We may not realize it, but each time we participate in the online community, be it blogging, or contributing to Wikipedia or Youtube, we are participating in the "democratization of the internet". Today, the power of the internet has indeed truly been given to the people.

It is interesting how bottom-up content-creation by millions or billions of individual users can vastly outdo what a top-down approach is capable of. Take for instance Wikipedia, the de facto first stop for many curious individuals – it surpasses traditional encyclopedias in comprehensiveness.

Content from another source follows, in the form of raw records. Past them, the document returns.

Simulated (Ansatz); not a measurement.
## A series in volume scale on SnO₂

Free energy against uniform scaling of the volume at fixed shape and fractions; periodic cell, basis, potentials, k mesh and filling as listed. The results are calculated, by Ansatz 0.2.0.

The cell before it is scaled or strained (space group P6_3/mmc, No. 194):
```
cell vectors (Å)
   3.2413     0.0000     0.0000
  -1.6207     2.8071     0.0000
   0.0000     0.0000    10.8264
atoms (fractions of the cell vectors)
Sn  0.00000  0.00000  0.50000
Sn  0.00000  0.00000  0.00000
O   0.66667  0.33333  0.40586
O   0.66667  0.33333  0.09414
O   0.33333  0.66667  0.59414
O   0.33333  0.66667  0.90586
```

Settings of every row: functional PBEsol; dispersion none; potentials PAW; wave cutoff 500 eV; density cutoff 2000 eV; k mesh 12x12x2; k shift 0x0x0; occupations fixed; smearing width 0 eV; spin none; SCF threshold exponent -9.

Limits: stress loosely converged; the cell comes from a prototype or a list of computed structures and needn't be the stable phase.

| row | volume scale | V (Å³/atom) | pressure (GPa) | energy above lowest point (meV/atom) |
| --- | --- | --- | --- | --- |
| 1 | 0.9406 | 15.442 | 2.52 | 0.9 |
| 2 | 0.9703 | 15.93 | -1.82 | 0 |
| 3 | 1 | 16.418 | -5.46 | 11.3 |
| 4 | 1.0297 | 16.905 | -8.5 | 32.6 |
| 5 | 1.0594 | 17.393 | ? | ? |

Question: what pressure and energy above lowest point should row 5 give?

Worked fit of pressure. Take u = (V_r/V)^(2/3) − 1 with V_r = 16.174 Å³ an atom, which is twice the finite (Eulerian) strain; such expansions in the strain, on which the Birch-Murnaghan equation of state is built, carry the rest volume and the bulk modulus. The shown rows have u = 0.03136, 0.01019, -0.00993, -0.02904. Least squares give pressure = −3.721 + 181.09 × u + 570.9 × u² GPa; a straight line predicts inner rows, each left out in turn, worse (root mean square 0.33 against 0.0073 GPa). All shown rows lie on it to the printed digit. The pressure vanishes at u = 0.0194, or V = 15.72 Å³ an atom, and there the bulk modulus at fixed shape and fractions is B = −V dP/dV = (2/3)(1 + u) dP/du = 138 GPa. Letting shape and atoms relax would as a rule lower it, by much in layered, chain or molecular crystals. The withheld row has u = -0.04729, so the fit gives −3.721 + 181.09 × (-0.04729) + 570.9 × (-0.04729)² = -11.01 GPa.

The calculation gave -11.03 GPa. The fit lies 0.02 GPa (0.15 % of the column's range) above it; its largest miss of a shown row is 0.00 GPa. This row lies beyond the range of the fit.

It is also awfully heartening, as a manifestation of society’s collective spirit that in today’s materialistic world can be painfully lacking. It was the contributions of netizens, pieced together, that enabled sites like Wikipedia or Youtube to flourish, and everyone to benefit.

As an Internet phenomenon the democratization of the internet is unrivaled. The reach and the power it gives to the individual is amazing.

I have firsthand been awed by the power of the Internet through one video, on the science behind nuclear bombs (one performance task), I uploaded onto Google Video. It has netted close to 25 thousand hits – a figure way beyond my wildest imagination when I chose to upload it for the benefit of others.

So what does the Internet’s power mean for today’s youth? First, information, for this generation that embraces technology ever so readily, is literally at their fingertips (perpetually placed on a keyboard). With all its user-generated information (and great resources like Wikipedia), the democratized Internet is, therefore, an oasis for their insatiable curiosity, and together with its interactive and appealing multimedia content, a vastly superior learning tool.

Personal and social space online is free and plentiful. Blogs are perhaps the best exemplar – it is the teen’s online identity, his personal space, from which he can draw pride and self-attainment. Blogs, being public, also function as social space, through which teens get to know others better, especially since blogs are frequently linked to each other, forming a huge network. Finally, online chat extends socialization to the digital world.

The democratization of the Internet, however, is fraught with dangers. This phenomenon has given profit-minded perverts and terrorists alike the chance to create pornographic, violent, or otherwise undesirable sites. The free flow of information from these sites can prove pernicious to the teen’s tender (if stubborn) minds. Social tools like online dating or chat can be exploited, for instance by pedophiles that may take advantage of teens.

The sheer volume of interesting entertainment available on the Internet poses a strong temptation to procrastinate – this applies not just to teens, I believe. I’ve fallen prey to it before, and I know how hard clicking that small X on the top right of your browser can be.

It is with its newfound democratization that the true age of the Internet dawns. Teenagers be wary – but take it with a dose of discipline, and you stand to benefit immensely.